Healing and faith can feel painfully tangled when the Bible says "honor your father and mother," but your story includes real pain, control, or even abuse. In Part 1 of this two-part conversation, Christina and I talk about what it looks like to wrestle with the fifth commandment without rushing past the hard parts.
We start with the tension between Old Testament fear-based teaching and the New Testament reality of grace. Christina shares what it was like growing up in a church environment where perfection was preached as the requirement for love, and how that kind of hardened theology can distort your view of God, yourself, and your parents.

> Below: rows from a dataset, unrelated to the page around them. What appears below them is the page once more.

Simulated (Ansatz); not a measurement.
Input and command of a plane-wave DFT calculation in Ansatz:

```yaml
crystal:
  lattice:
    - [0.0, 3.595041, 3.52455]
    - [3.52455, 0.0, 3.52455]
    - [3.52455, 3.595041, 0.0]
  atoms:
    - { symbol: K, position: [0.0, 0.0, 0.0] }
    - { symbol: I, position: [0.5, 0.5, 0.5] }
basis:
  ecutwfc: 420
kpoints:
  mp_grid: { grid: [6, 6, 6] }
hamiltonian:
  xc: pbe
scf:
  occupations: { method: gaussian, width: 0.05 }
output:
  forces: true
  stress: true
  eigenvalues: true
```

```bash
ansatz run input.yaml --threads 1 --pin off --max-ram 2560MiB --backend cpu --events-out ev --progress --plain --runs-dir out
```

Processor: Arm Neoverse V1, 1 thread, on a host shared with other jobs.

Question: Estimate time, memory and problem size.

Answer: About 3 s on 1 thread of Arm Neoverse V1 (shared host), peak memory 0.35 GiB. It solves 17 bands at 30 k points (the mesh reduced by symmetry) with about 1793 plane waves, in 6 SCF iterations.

We also get practical and specific. We talk about how fear can make parents compliant, and how that fear often gets passed down to children through control and forced "obedience." Christina explains why she has searched for a black-and-white definition of honoring parents, and why this commandment can feel different than the others. We go into the original context of the promise attached to honoring parents, and we ask the honest question many adult kids carry: how does this apply now?
You will also hear us name something that hits deep for a lot of listeners: pleasing your parents is not the same as biblical honoring. If you grew up feeling responsible for your parent's emotions or reputation, this episode will help you start separating what God asks from what fear demands.
We talk about enmeshment, the pressure to keep parents happy, and what it means to become an adult with your own family system and priorities. And we touch on a surprising thread: how misunderstandings around "the rod and staff" can be used to justify harmful discipline, even when scripture is meant to point to protection and direction.
This is the beginning of a bigger conversation. In Part 2, Christina turns the tables and asks me about unconditional love, boundaries, and what I hope my kids carry forward. For now, sit with this: have you ever confused pleasing your parents with honoring them? And how might God be inviting you to see the difference?